WASHINGTON — For the fourth time in the rocky history of the Advanced Battle Management System (ABMS), the Air Force is revamping its efforts to connect sensors and shooters from the air all the way up to space, unveiling a new framework that now represents the sum of the Department of the Air Force’s (DAF) contributions to the Pentagon’s Joint All Domain Command and Control (JADC2) initiative: the sprawling DAF Battle Network.
As described in recently released fiscal 2024 DAF budget request [PDF] documents, the DAF Battle Network is far more expansive than ABMS, involving dozens of different programs. It reflects the push by service Secretary Frank Kendall to ensure the DAF’s various JADC2-related efforts are more effectively unified, Brig. Gen. Luke Cropsey, the integrating program executive officer (PEO) charged with executing that task, said in an interview with Breaking Defense.
“The dynamic range of what’s required based on a mission that you have to do, defines what the Battle Network has to be capable of doing at any given point in time,” Cropsey explained, who said the ABMS portfolio still forms the “core” of that assignment.
Making JADC2 a reality poses a range of technical and operational problems, Cropsey said, and the Battle Network represents “the physical architecture, the product architecture, that’s needed” to address them.
According to Cropsey, the DAF’s contributions to JADC2 are now structured like this: At the top level is the Battle Network, which encompasses all JADC2 efforts. Under the Battle Network is what the Air Force calls the Command, Control, Communications and Battle Management (C3BM) Enterprise, a collection of roughly 50 programs and their PEOs across the Air Force and Space Force. The C3BM Enterprise, in turn, now includes ABMS, which is continuing to develop the digital infrastructure needed to enable the enterprise to connect to cloud-based command and control, like for a new Space Force effort to deploy satellite payloads able to detect and track moving targets on the ground.
Fielding all domain capabilities “is predicated on my ability to create the digital infrastructure that’s needed” for various platforms, sensors and other systems to be able to connect to a shared cloud environment, he said. He emphasized that those systems will not always be “high glitz, big ticket items” and must “actually function together at a system of systems level.”

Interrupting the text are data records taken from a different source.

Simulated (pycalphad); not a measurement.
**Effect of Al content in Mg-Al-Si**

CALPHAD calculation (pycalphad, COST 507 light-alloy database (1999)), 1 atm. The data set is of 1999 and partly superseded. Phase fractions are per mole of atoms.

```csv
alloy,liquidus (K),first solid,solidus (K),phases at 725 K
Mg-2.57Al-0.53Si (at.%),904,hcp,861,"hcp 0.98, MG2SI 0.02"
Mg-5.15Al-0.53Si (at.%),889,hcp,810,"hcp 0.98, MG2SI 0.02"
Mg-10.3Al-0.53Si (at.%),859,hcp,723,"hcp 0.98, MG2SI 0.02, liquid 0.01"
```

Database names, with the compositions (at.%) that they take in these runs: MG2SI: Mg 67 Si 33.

The Battle Network concept — previously alluded to by top officials like Chief of Staff Gen. CQ Brown during a recent speech at the Air and Space Force Association’s Air Warfare Symposium — was introduced “to differentiate the fact that as an integrating PEO with architecture authorities, I now have a much more extensive set of authorities around the ability to direct the integration at the DAF level” after being tapped as the integrating PEO for C3BM efforts in September 2022, Cropsey said.
According to the FY24 budget documents, the service plans to request about $500 million for ABMS in FY24, more than twice what Congress enacted in FY23 but lower than the service’s previous projected request of $556 million. ABMS funding would then climb to $815 million in FY25 and $951 million in FY26, subsequently declining to $721 million in FY27 and $711 million in FY28. (There is not a similar figure for the Battle Network, whose funding is spread across the 50-odd projects.)
Cropsey said the service kept ABMS as a specific budget line item to reflect continuity with previous ABMS work, which included efforts like fielding tactical edge node capabilities on the KC-46 and future aircraft, and to illustrate his own “organic” budget. “When you look at the budget, the budget that you see listed under the ABMS [program element] is just that portion of the budget that I own as the owning PEO,” he said.
Cropsey came into the role, which Kendall called the “most difficult job I have ever given anybody by a wide margin,” after a series of difficulties with ABMS.
In 2019, the service chose Preston Dunlap as its first-ever chief architect to oversee ABMS development and lead a series of ABMS “Onramp” experiments. But following an April 2020 report from the Government Accountability Office and skepticism from lawmakers, Air Force officials changed course and put the Air Force Rapid Capabilities Office (RCO) in charge of acquisitions and integration, leaving Dunlap to manage Onramps. (The service’s then-acquisition chief said the timing of the change was not a direct result of congressional concerns.)
Lawmakers then halved the service’s ABMS funding request in FY21, forcing the cancellation of a planned Onramp with Australia. The Onramps were eventually abandoned altogether after Kendall directed the service to instead focus on concrete capability releases like the edge node planned for the KC-46. Dunlap resigned last year, and after Kendall indicated he was interested in implementing a structure that would foster greater integration for JADC2 efforts across the DAF, he appointed Cropsey as the integrating PEO for all C3BM programs.
“There is a singular individual with the rose pinned on him from the secretary when it comes to the integration of all the individual parts and pieces. That didn’t exist before, even underneath of the RCO,” Cropsey said. “The secretary is now looking at me directly, as the individual that’s responsible at the end of the day for making sure it all integrates.”
Overseeing integration for the DAF’s sundry JADC2 initiatives brings numerous challenges, Cropsey said, but a key is ensuring that engineers and operators remain in close contact as the physical and digital infrastructure of joint all domain operations is built out.
“The architecture cannot be done in abstraction from the problem that it’s designed to solve,” he said. “They have to stay very tightly linked.”